Once, consultants were little more than efficiency experts with a fancier title. Today the management consultant tries to be a hired superman: a co-strategist, talent scout, policy adviser, hatchet man (to chop down executive deadwood), naysayer and new-business finder. In the postwar boom the consultant business (2,000 firms grossing more than $400 million annually) has grown faster than ever, as industrialists, facing the largest opportunities (and pitfalls) in history, have looked for experienced guides for mergers and for diversification.
This mushroom growth has exposed the management consultant business to the withering charge that it is a fad, a fraud--and worse. In fact, says one consultant: "This isn't a profession; it's a racket." Many old corporate hands hoot at the whole business and its many fuzz-cheeked practitioners, recall that the affairs of one consult ant got so snarled up that the firm hired another to come in and tell it what to do.
The field has attracted fakers and incompetents. The classic boner was made by the experts who, in the 1920 depression, strongly advised G.M. to drop Chevrolet and quit the low-priced car business. Some consultants, concerned more with fees than duty, sidestep the job of giving unpleasant advice. One consultant spent three years at a troubled corporation, amassing a $600,000 fee and making numerous recommendations. But he avoided the only important one: fire the family management whose incompetence was the real cause of the trouble.
The largest consultant in the business, Chicago's George S. May Co. (1955 billings: $9.300,000), recruits its "experts" through want ads, and woos worried businessmen with a pitch something like this: "We'll come in and tell you what's wrong with your business for $100." Once in, May's "actioneers" get to work "opening the job," and sell the client--who falls into one of 49 types ("Penny Pincher, Stone Face, the Playboy, the Boor, the Weakling")--a long service which often costs thousands.
But management consultants have been employed repeatedly by some of the largest U.S. corporations, such as American Cyanamid. General Foods and RCA, and obviously have earned their fees. One of their chief values is that they bring in a completely fresh viewpoint. They may not be smarter than the men they advise, but they offer a corporation the analytical eye of a competent outsider who is not entangled in the company's day-to-day operations and politics. Sometimes the consultant can apply know-how gained in a similar situation with another client. Most often, says Robert Heller & Associates, they find that the solution is right within the company: underlings know what should be done, but could not sell their ideas to the top brass.

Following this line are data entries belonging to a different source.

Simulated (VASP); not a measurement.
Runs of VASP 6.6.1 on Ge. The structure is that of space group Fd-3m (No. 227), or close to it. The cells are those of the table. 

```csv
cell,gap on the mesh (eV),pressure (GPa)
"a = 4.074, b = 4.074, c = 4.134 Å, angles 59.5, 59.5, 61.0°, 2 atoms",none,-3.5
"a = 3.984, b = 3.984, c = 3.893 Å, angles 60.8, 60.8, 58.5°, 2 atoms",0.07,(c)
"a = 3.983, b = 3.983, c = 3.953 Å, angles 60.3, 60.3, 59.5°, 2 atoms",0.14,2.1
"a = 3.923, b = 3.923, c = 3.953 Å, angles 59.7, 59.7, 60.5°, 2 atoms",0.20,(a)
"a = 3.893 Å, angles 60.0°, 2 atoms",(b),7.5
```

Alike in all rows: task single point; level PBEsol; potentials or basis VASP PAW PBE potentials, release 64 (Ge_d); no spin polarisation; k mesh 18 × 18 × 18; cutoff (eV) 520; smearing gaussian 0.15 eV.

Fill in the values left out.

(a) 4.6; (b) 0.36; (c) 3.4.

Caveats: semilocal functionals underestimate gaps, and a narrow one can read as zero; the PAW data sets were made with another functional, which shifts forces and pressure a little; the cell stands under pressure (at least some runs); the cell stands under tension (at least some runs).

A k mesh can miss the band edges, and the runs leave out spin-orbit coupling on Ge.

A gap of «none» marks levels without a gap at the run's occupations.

However, it is hard to measure exactly how effective consultants are. The hiring firms are usually closemouthed, as though they were admitting to a shameful weakness, while the consultants themselves tend to be glowing and nonspecific about their work. Often their job is in the policy area and cannot be measured in dollars and cents. But there are tangible evidences of successes. A Cresap, McCormick & Paget survey of the New York Central introduced new budget and inventory control systems, divided jobs into staff and line posts, and resulted in a payroll saving of $600,000 annually. Ernst & Ernst's management consultant division charged Pan American a whopping $750,000 for reorganizing its huge Miami engine overhaul base and crew scheduling system, but saved the airline "millions," according to Pan Am's own estimate. Robert Heller & Associates' reorganization of the Post Office Department into 15 regions, and the regions into many districts, eliminated so much duplication that the Postmaster General also saved many millions. Another Heller job slashed the FTC's procedural work by 50%.
The best proof of the need for the profession has been its continuing growth and acceptance. While the shady firms look constantly for new suckers, the sound outfits have lists of waiting clients, and report that 80% of their customers come back regularly. But even the management consultants know that they must be used sparingly. Like antibiotics, they should be called in only when necessary, lest the corporate body lose its own vitality and capacity for self-correction.